Once Upon a Time in Northern Ireland, photo BBC
Once Upon a Time in Northern Ireland, photo BBC

‘Harrowing and moving insights into decades-long troubles’

Niall Mulholland, Newham and East London Socialist Party

Once Upon a Time in Northern Ireland, available on BBC iPlayer, is one of the outstanding documentaries on the conflict in Northern Ireland that is euphemistically known as the ‘Troubles’. Rather than an overarching narrative, the programme has in-depth interviews with former paramilitaries, from both republican and loyalist backgrounds, former personnel from the Royal Ulster Constabulary (RUC), the British Army, and its local regiment, the Ulster Defence Regiment, as well as with relatives of those who were killed during the conflict.

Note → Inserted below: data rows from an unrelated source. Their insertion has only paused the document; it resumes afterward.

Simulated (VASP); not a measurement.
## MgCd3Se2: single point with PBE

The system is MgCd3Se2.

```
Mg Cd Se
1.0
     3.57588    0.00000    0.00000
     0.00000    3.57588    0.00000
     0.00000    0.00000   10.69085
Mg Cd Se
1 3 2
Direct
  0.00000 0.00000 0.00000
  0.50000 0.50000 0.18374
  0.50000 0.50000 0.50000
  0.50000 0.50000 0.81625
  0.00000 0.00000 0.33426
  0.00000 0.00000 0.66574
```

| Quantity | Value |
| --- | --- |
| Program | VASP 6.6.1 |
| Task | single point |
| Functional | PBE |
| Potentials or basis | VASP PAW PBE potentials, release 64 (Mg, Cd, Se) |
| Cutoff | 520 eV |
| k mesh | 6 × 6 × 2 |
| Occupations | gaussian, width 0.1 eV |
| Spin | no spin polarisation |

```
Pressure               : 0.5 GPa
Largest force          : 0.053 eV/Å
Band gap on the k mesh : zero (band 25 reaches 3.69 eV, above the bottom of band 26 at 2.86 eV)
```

The five-part series, directed by James Bluemel, as a follow-up to his 2020 series Once Upon a Time in Iraq, uses footage rarely seen on British television. At times harrowing and moving, particularly for those who lived through it in the North, the series gives a real sense of the decades of turmoil and violence between 1969 and 1998.

The first episode begins with an interview with Billy McVeigh, the “Best rioter in Derry”, who describes how he was brought up in one of three Catholic families sharing a three-bedroom house in Derry city. A woman describes how her family endured similar conditions in the Protestant Waterside area of the city.

McVeigh describes how discrimination against Catholics in housing and jobs, and state repression, led to the rise of the civil rights movement in October 1968. He describes how the police beat the protesters. By August 1969, the situation had exploded in the Battle of the Bogside, a pitched battle between local youths in the Catholic Bogside area of Derry against the paramilitary police of the RUC and the notorious ‘B-Specials’. With the prospect of a slide into civil war, British troops were dispatched by the Labour government to the streets of Northern Ireland. Catholic interviewees describe how the troops were initially seen as saviours and handed cups of tea and biscuits by local residents. At this stage, the Irish Republican Army (IRA) is described as dormant but, following brutal house raids by the British Army, the IRA grew.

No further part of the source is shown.